Should You Buy a Project or Hobby Car? (4 Questions to Ask Yourself)

You catch yourself drooling over the old VW Super Beetle pulled up beside you at the fuel pump. Your neck is sore from repeatedly craning it at every Jeep Grand Wagoneer you pass. You spend hours online reading articles like this one about getting a hobby car.

The $2,500 you’ve been saving for the project is threatening to turn into a new grill or get absorbed into Jr.’s college fund. It’s time to take the plunge. Here are some clarifying questions and tips to make sure you don’t end up loathing the experience.

Tips For Deciding On a Project Car

1. Are You Ready For This?

True story: A friend owned a new Subaru Outback wagon that cost nearly $30,000. The Subaru was parked outside under a tree, yielding his single garage space to a 1967 Volvo 122s that he’d acquired for $2,000.

Even he knew that this arrangement didn’t make sense, but if you’re considering purchasing a hobby car, you already know that they aren’t about making sense. They’re about your love for the car.

Volvo 170
Do you garage your classic and keep your new car outside?

If you love the car, you’ll spend time tinkering with it. You’ll seek out online forums populated by friendly people who also love the car. You’ll drive great, dubious distances in your car to meet up with these forum people, and beam when they compliment the shiny, correct color-code paint you’ve applied to the engine block.

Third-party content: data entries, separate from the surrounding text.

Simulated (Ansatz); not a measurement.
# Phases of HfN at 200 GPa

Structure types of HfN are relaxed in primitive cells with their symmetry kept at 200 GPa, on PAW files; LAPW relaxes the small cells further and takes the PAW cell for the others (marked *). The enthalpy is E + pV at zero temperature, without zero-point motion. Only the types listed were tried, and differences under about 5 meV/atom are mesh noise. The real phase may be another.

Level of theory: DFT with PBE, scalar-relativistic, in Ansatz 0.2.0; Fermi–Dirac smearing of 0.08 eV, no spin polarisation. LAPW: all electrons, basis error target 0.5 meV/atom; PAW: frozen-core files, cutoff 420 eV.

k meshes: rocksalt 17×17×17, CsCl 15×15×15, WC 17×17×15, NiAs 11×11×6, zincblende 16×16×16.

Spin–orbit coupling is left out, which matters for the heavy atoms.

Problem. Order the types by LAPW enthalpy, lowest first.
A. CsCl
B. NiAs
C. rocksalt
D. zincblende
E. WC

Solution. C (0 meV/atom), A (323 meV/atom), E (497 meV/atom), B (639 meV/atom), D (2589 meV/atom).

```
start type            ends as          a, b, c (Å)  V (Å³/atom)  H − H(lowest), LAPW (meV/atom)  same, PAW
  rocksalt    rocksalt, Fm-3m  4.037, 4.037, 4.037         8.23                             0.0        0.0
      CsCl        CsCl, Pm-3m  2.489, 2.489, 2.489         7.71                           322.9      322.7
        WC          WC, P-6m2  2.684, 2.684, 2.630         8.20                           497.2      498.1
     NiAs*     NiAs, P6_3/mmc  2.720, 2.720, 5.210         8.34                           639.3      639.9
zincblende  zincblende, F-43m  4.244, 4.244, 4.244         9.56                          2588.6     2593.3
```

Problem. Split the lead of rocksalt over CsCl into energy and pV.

You’ll break down on the way home and, using the box of replacement parts and duct tape you keep in the trunk, fix the problem on the fly. If the same thing had happened in your 2008 Honda Accord, you’d have cursed the vehicle up and down, but something about your 1961 Saab 95 makes it all OK.

Can-do, that’s you. If it’s not, you want a restored classic car, not a hobby car. You’ll pay more, but you can expect greater reliability and less hands-on maintenance.

2. Which Car?

Which car you buy depends largely on your skills. If you’re mechanically inclined and look forward to rebuilding the old engine, you can probably get a vehicle that isn’t running at a fraction of the cost of a roadworthy example.

If you like to sew, you might enjoy reupholstering the interior of the old AMC Concord that recently was home to a family of raccoons – but you’re going to want to be sure that the engine runs.

You need to be honest about your abilities and interests and try to acquire a vehicle with needs in your area of expertise. Otherwise, you’ll end up spending exorbitant sums paying others to do the repairs you’re unable to do yourself. And you’ll start misappropriating junior’s college fund to do so.

1981 AMC Concord.
A like-new 1981 AMC Concord.

The No.1 killer of old cars is RUST.

If you live or have vacationed in the South, Southwest or Northwest, you’ll likely have seen rust-free old cars in much greater quantities than in the Northeast, mid-Atlantic or Midwest. Rust permeates all unprotected metal parts, eating not just frames, unibodies and body panels, but also springs, axles, radiators and much more.

Unless you have a body shop and easy access to rust-free replacement parts, you should seek out and purchase the least rusty example you can find.

This might mean travelling out of your region to find the right car. The good news is that the laws of supply and demand frequently result in a greater quantity of comparatively less expensive vehicles in comparatively better condition in dry regions, leaving you some spare change for travel.

Or, if you’re already active and have made friends in the online forums related to your dream car, there might be someone near enough to the car you’d like to see who would check it out for you. Find a winner? Great! Bring it home.

3. Give Yourself a Honeymoon

If your car is advertised as running and driveable, and it’s fairly close to home, go ahead and drive it home. However, unless you’ve personally driven it at highway speeds and perhaps had it inspected at a trusted shop, your best bet is to have it transported home.

Maybe you’ve got a buddy with a flatbed? No? If you have AAA, you might be able to have it towed up to 100 miles at no additional cost.

If it’s more than a hundred miles away, spend a few bucks and have it shipped by an auto transport company. They’ll often move even non-running vehicles, so that opens the doors for your search.

flat-bed towing
Long distance towing of a classic car can be accomplished via flat bed.

Basically, you want to bask in the glow of your hobby car before it leaves you stranded for the first time. Remember your duct tape fix on the way home from your car-geek meet-up? Your “new” car’s prior owners already have those stories with your car and you have no idea which bits are still held together by duct tape.

It’s best to avoid any long or fast trips before spending some time going over the vehicle yourself, in your own garage. You do have a garage, right?

4. You Need a Garage

Apartment complexes and city streets are the wrong environment for a hobby car. It’s almost impossible to properly and safely maintain a vehicle in a parking lot. Plus, you’ll start to resent your current abode for its lack of a garage.

You’ll start to hate the weather for raining on your first Saturday off that you planned to use it to swap out wheel bearings. And you’ll start to hate the car, covered in snow, ice or pollen, unable to be shown off and driven for your inability to keep up with the maintenance in the unpredictable outdoors.

Moving Forward

Still in? Enjoy the rewarding pastime of tinkering with your old car. You’re going to love it.